Also, I think Sid has a very obvious point when he observes that nationality is essentially a state of mind. But it depends somewhat on the circumstances. Broadly, people fall into one of three categories:
1) People whose families sare solely or overwhelmingly from the same ethnic and cultural background, and who lives in a place where this ethnic group clearly dominates
2) People whose families come from a significantly mixed background and who live in a place where there are several ethnic and cultiural groups of comparable size and influence
3) People whose families are solely or overwhelmingly from the same ethnic and cultural background, but who lives in a place where this ethnic group is a realtively small minority
In the case of Group 1, the question of national identity will normally be self-evident. Norwegians or Icelanders living in Norway or Iceland would be examples, as would a German whose whole family has lived in Berlin for 3 generations. In other words - their family background and residence offers a more or less automatic identity, and alternatives can only be found at the point of absurdity - either by assuming a nationality to which it is obvious that the person has no real claim (such as Olafur Olafsson, from a long line of Reykjavik fishermen, deciding that he is French while continuing to live on Iceland), or by inventing a new national identity based on regionality that will in practice be difficult to sustain because it is ultimately futile to consider yourself as belonging to something that virtually nobody belives exists (such as Dieter Müller from Berlin insisting on considering himself a Prussian and not a German). For people who fall into this group, nationality will only be an issue to the extent that that the national identity that he is more or less automatically offered is in itself problematical. Belgians is a case in point - if you are clearly of Flemish descent, you can with comparable credibility consider yourself Belgian or Flemish, or for that matter you can consider yourself both, and regard them as complementary identities.

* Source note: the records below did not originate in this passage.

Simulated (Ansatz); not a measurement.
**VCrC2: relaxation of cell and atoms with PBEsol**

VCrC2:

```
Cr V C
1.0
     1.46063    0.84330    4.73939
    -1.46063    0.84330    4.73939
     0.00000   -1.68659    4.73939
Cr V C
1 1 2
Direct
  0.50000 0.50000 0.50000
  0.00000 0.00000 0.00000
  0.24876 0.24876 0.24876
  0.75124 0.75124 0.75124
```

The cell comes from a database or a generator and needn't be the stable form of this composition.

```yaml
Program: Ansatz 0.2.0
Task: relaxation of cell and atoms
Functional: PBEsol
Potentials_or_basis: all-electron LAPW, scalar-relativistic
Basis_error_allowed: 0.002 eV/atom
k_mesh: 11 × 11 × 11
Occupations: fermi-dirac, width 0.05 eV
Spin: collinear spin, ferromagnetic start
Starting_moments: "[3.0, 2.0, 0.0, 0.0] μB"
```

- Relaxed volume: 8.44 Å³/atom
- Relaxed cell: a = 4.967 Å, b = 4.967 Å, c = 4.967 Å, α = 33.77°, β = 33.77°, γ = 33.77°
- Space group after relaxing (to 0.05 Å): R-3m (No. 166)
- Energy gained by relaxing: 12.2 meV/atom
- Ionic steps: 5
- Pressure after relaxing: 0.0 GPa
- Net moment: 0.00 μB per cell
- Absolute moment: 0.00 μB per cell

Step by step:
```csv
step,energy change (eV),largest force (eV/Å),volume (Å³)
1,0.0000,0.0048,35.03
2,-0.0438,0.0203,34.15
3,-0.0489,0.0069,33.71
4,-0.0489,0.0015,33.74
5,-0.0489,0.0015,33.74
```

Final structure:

Major point: That nationality is a state of mind doesn't mean that everyone can choose whatever nationality they want. We are offered a limited choice, defined largely by circumstances beyond our control. In order to credibly claim a given nationality a person must fulfil certain criteria, normally connected with language, descent and residence, if not neccessarily all of them. In many, perhaps most, cases the issue of national identity is more or less self-evident.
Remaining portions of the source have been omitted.